How does ML Zoomcamp turn course content into practical ML engineering? In this case study, Serena Haidar walks through her final project from ML Zoomcamp: training an Xception-based image classifier on ~15,000 waste images, reaching 93.3% test accuracy, and serving predictions via a Flask API packaged in Docker.
If you’re evaluating this free course, this article shows how a graduate moves from a notebook to a small production app—what gets built, why each step matters, and how to approach the work methodically.
At DataTalks.Club, ML Zoomcamp is a free, four-month online course on core machine learning and taking models to production. To complete the course and earn a certificate, students deliver an end-to-end final project that turns course concepts into a working system.
Interview with Serena about Her Project Idea
Q: How did you select the problem for your final project?
The idea behind my project was to accurately classify waste, ensuring that different types of waste are sent to the appropriate locations.
For example, plastics, metals, and glass should go to recycling centers. When they end up in regular trash bins, they can remain for decades, contaminating soil and harming wildlife. Organic waste like food scraps, on the other hand, should be composted. If it ends up in landfills instead, it breaks down without oxygen and releases methane, a greenhouse gas many times more potent than carbon dioxide.
These two sorting mistakes can speed up environmental damage and worsen climate change.
Q: How did you technically approach it?
The initial task was to differentiate between biodegradable and non-biodegradable waste, then classify it further into 8 subcategories: e-waste, food waste, leaf waste, metal waste, paper waste, plastic bags, plastic bottles, and wood waste.
For classification into subcategories, I chose to use deep learning, specifically a Convolutional Neural Network (CNN) based on the Xception pre-trained model. To consider the project successful, the benchmarks included: an accuracy score of over 90% and a small model size suitable for lightweight deployment.
Q: Who could potentially use a similar approach to waste classification in real-life settings?
This project helps companies begin automating sustainable waste management. It’s the very first link in a chain of actions that lead to improved recycling.

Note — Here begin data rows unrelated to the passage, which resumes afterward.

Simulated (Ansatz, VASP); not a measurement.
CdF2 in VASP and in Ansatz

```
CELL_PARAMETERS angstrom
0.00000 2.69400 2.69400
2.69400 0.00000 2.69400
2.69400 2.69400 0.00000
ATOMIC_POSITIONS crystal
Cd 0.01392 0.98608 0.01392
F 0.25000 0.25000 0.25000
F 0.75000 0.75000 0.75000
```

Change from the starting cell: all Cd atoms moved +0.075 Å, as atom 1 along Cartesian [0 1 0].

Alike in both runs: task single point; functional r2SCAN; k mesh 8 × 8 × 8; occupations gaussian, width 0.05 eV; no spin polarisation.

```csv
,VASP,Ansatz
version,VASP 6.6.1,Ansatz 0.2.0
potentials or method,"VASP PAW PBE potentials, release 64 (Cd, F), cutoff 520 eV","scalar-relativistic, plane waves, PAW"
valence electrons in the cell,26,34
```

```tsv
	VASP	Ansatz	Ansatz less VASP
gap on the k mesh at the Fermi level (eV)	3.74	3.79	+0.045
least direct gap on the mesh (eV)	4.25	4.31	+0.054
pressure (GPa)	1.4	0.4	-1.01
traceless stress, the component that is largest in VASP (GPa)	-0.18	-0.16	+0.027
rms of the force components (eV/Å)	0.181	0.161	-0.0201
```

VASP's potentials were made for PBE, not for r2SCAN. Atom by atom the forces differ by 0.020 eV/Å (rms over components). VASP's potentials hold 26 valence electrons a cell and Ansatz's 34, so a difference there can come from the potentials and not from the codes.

Here’s how the process works:
An embedded camera (for example, an ESP32‑CAM) monitors each piece of waste as it arrives.
The device runs a simple image classification model to determine whether the item is plastic, metal, glass, organic, etc.
It sends that label to the sorting equipment downstream.
Correct labels lead to fewer mistakes, less manual checking, and quicker routing of materials to recycling or composting.
Technical Overview
In this section, Serena will guide you through the key components of her project.
I used a public dataset from Kaggle, comprising 15,200 images, split into 3 subsets: train, test, and validation.
Each subset contains images for 8 classes:
Train: 13,999 images
Validation: 1,201 images
Test: 1,201 images
Images were resized to 150x150 initially to reduce training time and later to 299x299 for final training.
Model Selection
Instead of training a model from scratch, I used a pre-trained Keras model from the official website. After comparing models based on performance and size, I chose the Xception model. It’s a CNN architecture trained on over a million ImageNet images with 1000 output classes.
A snapshot of the ImageNet data. Screenshot from the original paper: "ImageNet: A large-scale hierarchical image database
Xception Model Architecture
The Xception model consists of a series of convolutional layers arranged into a deep CNN architecture. It starts with two standard convolution layers, followed by 36 depthwise separable convolution layers organized into 14 modules.
The diagram above shows the Xception model architecture, displaying the three stages: entry, middle, and exit, and the layers with the number of neurons in each of them. Source: https://viso.ai/deep-learning/xception-model/
Each module contains a stack of operations like depthwise convolutions (which filter each input channel separately) and pointwise convolutions (which combine the outputs), allowing the model to be both efficient and powerful.
These layers are designed to extract increasingly abstract features from input images, starting with basic edges and colors in early layers and progressing to complex textures and shapes in deeper layers. The architecture concludes with a Global Average Pooling layer and a fully connected Dense layer of 1000 neurons with a softmax activation, used to classify images into 1000 categories from the ImageNet dataset.
You can visualize the block diagram of the Xception model by running this code:
model = Xception(weights=’imagenet’, input_shape=(299, 299, 3))
visualkeras.layered_view(model, legend=True)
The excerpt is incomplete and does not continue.